With so many joke books laying about the house, was Alden one of ABS’s jokemeisters? Did he try out his groaners on a wide Ham radio audience?
Emerging from his home with nothing but a couple of trinkets for Janice, I was pleased with myself for sticking to this year’s resolution: cut down on your books and trinkets.
From there it was off to Deephaven, and the not-so-modest home of a daredevil skier, boat racer, raconteur, and possibly creepy clown (left–what was the deal with creepy clowns this weekend?) Again, not a lot to go by here, though I could’ve scored a poster from the 1980 Summer Olympics in Moscow, you know, the one we boycotted. This gent had tons of books, lots of coffee table tomes, dull fiction, and, tucked behind a bunch of skiing and boating volumes, a book on growing marijuana, which wouldn’t have been hard to do out there.
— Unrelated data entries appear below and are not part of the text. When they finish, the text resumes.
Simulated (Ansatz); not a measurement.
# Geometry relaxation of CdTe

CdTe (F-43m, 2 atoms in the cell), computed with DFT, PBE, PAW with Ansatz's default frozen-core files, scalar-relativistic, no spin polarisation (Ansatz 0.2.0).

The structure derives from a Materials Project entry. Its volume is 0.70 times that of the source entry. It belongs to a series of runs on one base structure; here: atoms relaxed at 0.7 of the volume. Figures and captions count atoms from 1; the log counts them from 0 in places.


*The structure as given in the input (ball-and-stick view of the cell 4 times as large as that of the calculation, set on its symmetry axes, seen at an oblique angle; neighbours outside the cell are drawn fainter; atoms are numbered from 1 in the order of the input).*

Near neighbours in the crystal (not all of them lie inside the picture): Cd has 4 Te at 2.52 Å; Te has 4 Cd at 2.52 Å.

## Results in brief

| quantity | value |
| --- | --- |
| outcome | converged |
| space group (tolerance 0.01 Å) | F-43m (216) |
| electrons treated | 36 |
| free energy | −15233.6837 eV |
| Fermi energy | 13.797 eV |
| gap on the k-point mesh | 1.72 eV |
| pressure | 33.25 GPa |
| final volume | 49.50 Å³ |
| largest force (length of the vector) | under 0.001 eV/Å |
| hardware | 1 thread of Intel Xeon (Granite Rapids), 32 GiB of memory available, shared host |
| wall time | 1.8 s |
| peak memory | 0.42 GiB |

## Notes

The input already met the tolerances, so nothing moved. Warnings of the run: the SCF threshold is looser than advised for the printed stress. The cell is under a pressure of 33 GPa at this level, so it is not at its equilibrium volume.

Maybe it was hidden away because our man secretly promised his wife and kids he’d give up the bong hits?
Whatever. All I knew was that I wandered out with nothing, which was great because I don’t need more shit, especially after a Christmas reading the new Pogo. In this, the dawn of the second year of Estate Sale Confidential, I’m hoping to unearth some more intriguing characters, broken and bizarre items, and odd collectibles that aren’t worth collecting, from the distant and not-so-distant past. Thanks for one year of reading, and I hope you enjoy one more.